Doug Turner (:dougt)

Assignee

Comment 1

•

24 years ago

actually, this is the time that we remove the native notification for every event in favor of an event for the first event that is added to the Q that has not had a native notification. This optimization should help all platforms. Nominate if nsbeta3 otherwise I am going to later.

Christopher Blizzard (:blizzard)

Comment 2

•

24 years ago

I'd like to see this get fixed if possible. It would probably help UI performance a good bit since we won't be servicing the event queue as often and that's one of the places where we are really hurting in terms of how we look to end users. Is what you are thinking of still based on the assumption that you process the entire queue any time someone adds an event?

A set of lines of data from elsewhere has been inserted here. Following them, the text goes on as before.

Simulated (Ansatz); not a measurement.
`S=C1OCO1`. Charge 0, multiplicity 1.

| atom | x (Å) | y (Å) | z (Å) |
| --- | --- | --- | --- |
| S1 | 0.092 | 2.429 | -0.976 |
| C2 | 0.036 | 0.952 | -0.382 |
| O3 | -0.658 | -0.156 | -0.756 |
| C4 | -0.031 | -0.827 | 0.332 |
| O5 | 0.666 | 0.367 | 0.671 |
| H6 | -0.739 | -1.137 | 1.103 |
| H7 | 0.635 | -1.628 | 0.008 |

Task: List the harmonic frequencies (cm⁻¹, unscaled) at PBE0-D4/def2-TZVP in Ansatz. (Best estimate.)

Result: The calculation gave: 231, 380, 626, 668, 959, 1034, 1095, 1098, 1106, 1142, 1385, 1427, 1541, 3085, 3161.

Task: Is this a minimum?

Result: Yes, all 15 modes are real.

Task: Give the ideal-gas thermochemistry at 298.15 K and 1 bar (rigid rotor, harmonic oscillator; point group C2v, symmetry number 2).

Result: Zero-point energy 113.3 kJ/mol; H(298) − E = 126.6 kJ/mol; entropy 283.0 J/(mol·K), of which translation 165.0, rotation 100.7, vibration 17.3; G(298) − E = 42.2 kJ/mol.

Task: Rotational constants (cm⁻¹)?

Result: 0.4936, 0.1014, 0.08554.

Dan Mosedale (:dmosedale, :dmose)

Reporter

Updated

•

24 years ago

Keywords: arch, perf

Christopher Blizzard (:blizzard)

Updated

•

24 years ago

Keywords: nsbeta3

Judson Valeski

Comment 3

•

24 years ago

plussing.

Whiteboard: [nsbeta3+]

Jan Carpenter

Comment 4

•

24 years ago

changing qa contact to ckritzer

QA Contact: janc → ckritzer

Judson Valeski

Updated

•

24 years ago

Priority: P3 → P1

Doug Turner (:dougt)

Assignee

Comment 5

•

24 years ago

working on this.

Status: NEW → ASSIGNED

Doug Turner (:dougt)

Assignee

Comment 6

•

24 years ago

Attached patch PLEvent optimization unified diff — Details — Splinter Review

Doug Turner (:dougt)

Assignee

Comment 7

•

24 years ago

I just attached the patch which reduces notification by about 80%. It works great on linux. still needs to verify on mac and windows.

Doug Turner (:dougt)

Assignee

Comment 8

•

24 years ago

geez... I am a dork. found the windows problem... I am actually surprized that it worked on unix.

Doug Turner (:dougt)

Assignee

Comment 9

•

24 years ago

Attached patch Plevent optimization - Take Two. — Details — Splinter Review

Dan Mosedale (:dmosedale, :dmose)

Reporter

Comment 10

•

24 years ago

It turns out that this patch doesn't noticeably help the problem at all on Linux. I think the reason I thought it did was because the first time I tested did so across a slow link where flooding wasn't going to be a problem. Your patch is just an optimization for the current case, where every event in the monitored queue is processed at once, right? If so, it doesn't address the core problem that if there are a lot of events in the monitored queue (because a lot of data has come back quickly over the network), it's still gonna take a long time (though now slightly less) to get back to the point the main thread even thinks about touching any UI-related events. Does this sound right?

Doug Turner (:dougt)

Assignee

Comment 11

•

24 years ago

The fix does not do anything about monitor event queue's, just native event notification. Regardless if this fixes LDAP's problem, it is a good fix or performance. Lets get together tomorrow regarding what you are seeing with LDAP.

Doug Turner (:dougt)

Assignee

Comment 12

•

24 years ago

I could reduce the calls to a notify on the eventQ monitor. This may help...

Doug Turner (:dougt)

Assignee

Comment 13

•

24 years ago

Attached patch reduce monitor notifications patch — Details — Splinter Review

Doug Turner (:dougt)

Assignee

Comment 14

•

24 years ago

After talking to Dan for a while about the exact problem, it sounds like we need some kind of event priorities. Here is part of our aim conversation: dougtnscp: I need to know more about how you are doing things in LDAP... dmose2: basically, i start a search dmose2: then, the LDAP SDK listens on the network dmose2: and each time it gets a directory entry, it executes a callback dmose2: which is executed on the connection thread dmose2: and that callback writes a bunch of stuff down an asyncstreamlistener dmose2: that ends up in the layout engine dmose2: and one search can quickly yield ~50 entries or more dmose2: regardless of the number of native notifies used to do the event execution, all the events stacked up in a queue get processed at once, right? dougtnscp: yes, of course. dmose2: so if i have 50 events in the queue, that's a buttload of laying out to do before any UI-related events ever happen dmose2: so i would argue that that's the problem dmose2: the algorithm should stop after each event (or small batch of events) in the queue dmose2: and look for UI-related events dmose2: and give those priority I don't think that we should change the event processing model this late in the development cycle. It is risky and is some work. I am going to remove the nsbeta3+ status from this bug - however, I still will checkin the optimization to plevents that are attached. Dan, for now, see about batching your posts. cc-ing alecf. He has some good idea regarding prioritizing the plevent queues.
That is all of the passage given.